Newton’s method was described by Isaac Newton in De analysi per aequationes numero terminorum infinitas (written in 1669, published in 1711 by William Jones) and in De metodis fluxionum et serierum infinitarum (written in 1671, translated and published as Method of Fluxions in 1736 by John Colson). However, his description differs substantially from the modern description given above: Newton applies the method only to polynomials. He does not compute the successive approximations xn, but computes a sequence of polynomials and only at the end, he arrives at an approximation for the root x. Finally, Newton views the method as purely algebraic and fails to notice the connection with calculus. Isaac Newton probably derived his method from a similar but less precise method by Vieta. The essence of Vieta’s method can be found in the work of the Persian mathematician, Sharaf al-Din al-Tusi, while his successor Jamshīd al-Kāshī used a form of Newton’s method to solve xP − N = 0 to find roots of N (Ypma 1995). A special case of Newton’s method for calculating square roots was known much earlier and is often called the Babylonian method.
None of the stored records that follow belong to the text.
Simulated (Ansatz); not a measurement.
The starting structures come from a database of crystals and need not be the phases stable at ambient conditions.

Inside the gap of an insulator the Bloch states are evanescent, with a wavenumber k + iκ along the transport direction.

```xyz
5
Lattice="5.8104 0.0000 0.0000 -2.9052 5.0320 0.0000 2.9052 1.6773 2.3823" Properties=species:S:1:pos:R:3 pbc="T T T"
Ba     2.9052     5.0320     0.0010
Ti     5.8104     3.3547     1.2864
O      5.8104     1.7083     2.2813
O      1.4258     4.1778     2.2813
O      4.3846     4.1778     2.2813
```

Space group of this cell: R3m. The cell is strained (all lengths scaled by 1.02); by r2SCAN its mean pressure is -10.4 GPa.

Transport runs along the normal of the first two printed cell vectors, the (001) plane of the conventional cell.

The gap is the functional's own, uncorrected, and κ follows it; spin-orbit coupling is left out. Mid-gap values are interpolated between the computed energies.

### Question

Newton’s method was used by 17th century Japanese mathematician Seki Kōwa to solve single-variable equations, though the connection with calculus was missing.
Newton’s method was first published in 1685 in A Treatise of Algebra both Historical and Practical by John Wallis. In 1690, Joseph Raphson published a simplified description in Analysis aequationum universalis. Raphson again viewed Newton’s method purely as an algebraic method and restricted its use to polynomials, but he describes the method in terms of the successive approximations xn instead of the more complicated sequence of polynomials used by Newton. Finally, in 1740, Thomas Simpson described Newton’s method as an iterative method for solving general nonlinear equations using fluxional calculus, essentially giving the description above. In the same publication, Simpson also gives the generalization to systems of two equations and notes that Newton’s method can be used for solving optimization problems by setting the gradient to zero.
Arthur Cayley in 1879 in The Newton-Fourier imaginary problem was the first who noticed the difficulties in generalizing the Newton’s method to complex roots of polynomials with degree greater than 2 and complex initial values. This opened the way to the study of the theory of iterations of rational functions.